In a land where literacy had previously been unknown, in a world where the old literate civilizations were sinking fast beneath successive waves of barbarism, the white Gospel page, shining in all the little oratories of Ireland, acted as a pledge: the lonely darkness had been turned into light, and the lonely virtue of courage, sustained through all the centuries, had been transformed into hope.”

Thomas Cahill, How the Irish Saved Civilization: The Untold Story of Ireland’s Heroic Role from the Fall of Rome to the Rise of Medieval Europe, 1995.

“The hand that wrote this is no more”

“Sad it is, little parti-colored white book, for a day will surely come when someone will say over your page: ‘The hand that wrote this is no more.’”

Anonymous, from a manuscript quoted in How the Irish Saved Civilization: The Untold Story of Ireland’s Heroic Role from the Fall of Rome to the Rise of Medieval Europe, by Thomas Cahill, 1995.

serious play

“At its beginnings, the New Orleans Mardi Gras was based on the French Catholic pre-Lenten festivity calendar. It was celebrated in public at first by white men who appeared in blackface and strangely reenacted some of the moves that celebrated the bringing together of slaves from different plantations in the late seventeenth and eighteenth centuries after the crops had been harvested. . . . This was a time of serious play, deep play, in which all the resources of the community were called on in an amazing bonfire blast that could easily be interpreted as a riot.”

Roger D. Abrahams, Blues for New Orleans: Mardis Gras and America’s Creole Soul, 2006.

images of “wildness”

“The Zulu parade of New Orleans’ black middle class and elite community, founded n 1909 as a reaction to white stereotypes of blacks as “savages,” is a Carnival activity rivaled in scope and visibility only by the Rex parade on Mardi Gras day. Zulu members dress in Mardi Grass skirts and “wooly wigs,” put on blackface, and throw rubber spears and decorated coconuts to the delighted crowds. Working class blacks . . . also invoke images of ‘wildness’ by masquerading proudly in sylized Plains Indians costumes.

The black “Mardi Gras Indians” are hierarchical groups of men with titles such as Big Chief, Spyboy, Wildman, and Lil’ Chief who dress in elaborate bead and feather costumes weighing up to a hundred pounds. The best-known costume makers say that their costume patterns come to them in dreams, and they take pride in never repeating a color or theme from year to year. After months of time and money invested in sewing costumes and practice sessions at local bars, a dozen or more “tribes” appear early on Mardis Gras day to sing, dance, and parade through back street neighborhoods.”

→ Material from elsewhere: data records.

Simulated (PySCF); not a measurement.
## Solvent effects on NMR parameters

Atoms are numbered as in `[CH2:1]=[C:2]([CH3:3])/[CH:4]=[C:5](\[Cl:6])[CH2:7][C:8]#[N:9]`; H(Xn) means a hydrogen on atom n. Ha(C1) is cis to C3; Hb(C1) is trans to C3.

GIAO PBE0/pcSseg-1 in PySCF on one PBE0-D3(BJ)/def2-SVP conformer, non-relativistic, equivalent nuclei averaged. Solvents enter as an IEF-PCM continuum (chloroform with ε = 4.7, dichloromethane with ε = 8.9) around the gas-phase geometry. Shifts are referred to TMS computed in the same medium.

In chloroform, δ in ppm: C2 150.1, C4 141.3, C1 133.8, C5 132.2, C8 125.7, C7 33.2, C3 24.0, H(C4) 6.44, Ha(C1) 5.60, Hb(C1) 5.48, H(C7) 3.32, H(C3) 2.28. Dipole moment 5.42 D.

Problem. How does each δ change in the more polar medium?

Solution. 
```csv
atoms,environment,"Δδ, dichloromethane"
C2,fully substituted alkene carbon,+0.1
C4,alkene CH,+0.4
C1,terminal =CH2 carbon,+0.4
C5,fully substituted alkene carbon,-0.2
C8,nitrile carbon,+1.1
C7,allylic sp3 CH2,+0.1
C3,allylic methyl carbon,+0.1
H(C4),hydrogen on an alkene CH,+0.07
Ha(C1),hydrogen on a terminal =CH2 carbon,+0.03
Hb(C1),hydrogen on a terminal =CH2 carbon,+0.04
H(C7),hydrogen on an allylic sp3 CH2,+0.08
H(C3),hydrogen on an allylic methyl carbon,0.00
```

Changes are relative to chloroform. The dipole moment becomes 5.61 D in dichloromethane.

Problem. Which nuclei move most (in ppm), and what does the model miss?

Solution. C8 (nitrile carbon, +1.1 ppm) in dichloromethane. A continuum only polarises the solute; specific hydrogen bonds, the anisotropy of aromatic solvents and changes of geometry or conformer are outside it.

Roger D. Abrahams, Blues for New Orleans: Mardis Gras and America’s Creole Soul, 2006.

The umbrella’s use in New Orleans parades

“Umbrellas, both furled and unfurled, are seen in the Mardis Gras and jazz funeral marches of New Orleans, in Brazil, in the brushback dance of Trinidad, and again among the cakewalk dancers in the United States in the nineteenth and eartly twentieth centures. Ribbons are attached to the top of the open umbrellas, and feathered birds are used as finials, much as among the Asante people of Southern Ghana and elsewhere in Africa. The umbrella’s use in New Orleans parades is symbolic, rhythmic, and practical in serving as parasols against the blistering sun. These highly decorated umbrellas are not used in the rain, however. . . .”

Roger D. Abrahams, Blues for New Orleans: Mardis Gras and America’s Creole Soul, 2006.

the endless Negro blocks

“he walked the endless Negro blocks to home because it was still day. He was suspicious of them by night or by day. What were they forever laughing about from doorstep to door that he could never clearly hear—Their voices dropped when he came near and didn’t rise till he was past earshot. Yet their prophecies pursued him—

De Lord Give Noah de rainbow sign—

Wont be by water but by fire next time”

Nelson Algren, from A Walk on the Wild Side, 1956. As quoted in Sustaining New Orleans: Literature, Local Memory, and the Fate of a City by Barbara Eckstein, 2006.

Rising Sun Blues

“There is a house in New Orleans
They call the Rising Sun
It’s been the ruin of many poor girls,
And me, O Lord, for one. . . .

One foot is one the platform,
The other one on the train,
I’m going back to New Orleans
To wear that ball and chain.”

Rising Sun Blues, traditional, first recorded by bluesman Texas Alexander in 1928. Most commonly sung by men, including Bob Dylan and Eric Burden (of the Animals), the song is, ironically, a Storyville prostitute’s lament. As quoted (and explained) in Sustaining New Orleans: Literature, Local Memory, and the Fate of a City by Barbara Eckstein, 2006.

lines tend to want words

“Use number 2 pencils. Get a good pencil sharpener and sharpen about twenty pencils. When one is dull, grab another. . . .
Write in a hard-covered notebook with green lined pages. Green is easy on the eyes. Blank white paper seems to challenge you to create the world before you start writing. It may be true that you, the modern poet, must make the world as you go, but why be reminded of it before you even have one word on the page? The lines tend to want words. Blank paper begs to be left alone. The best notebooks I’ve found are National 43-581.”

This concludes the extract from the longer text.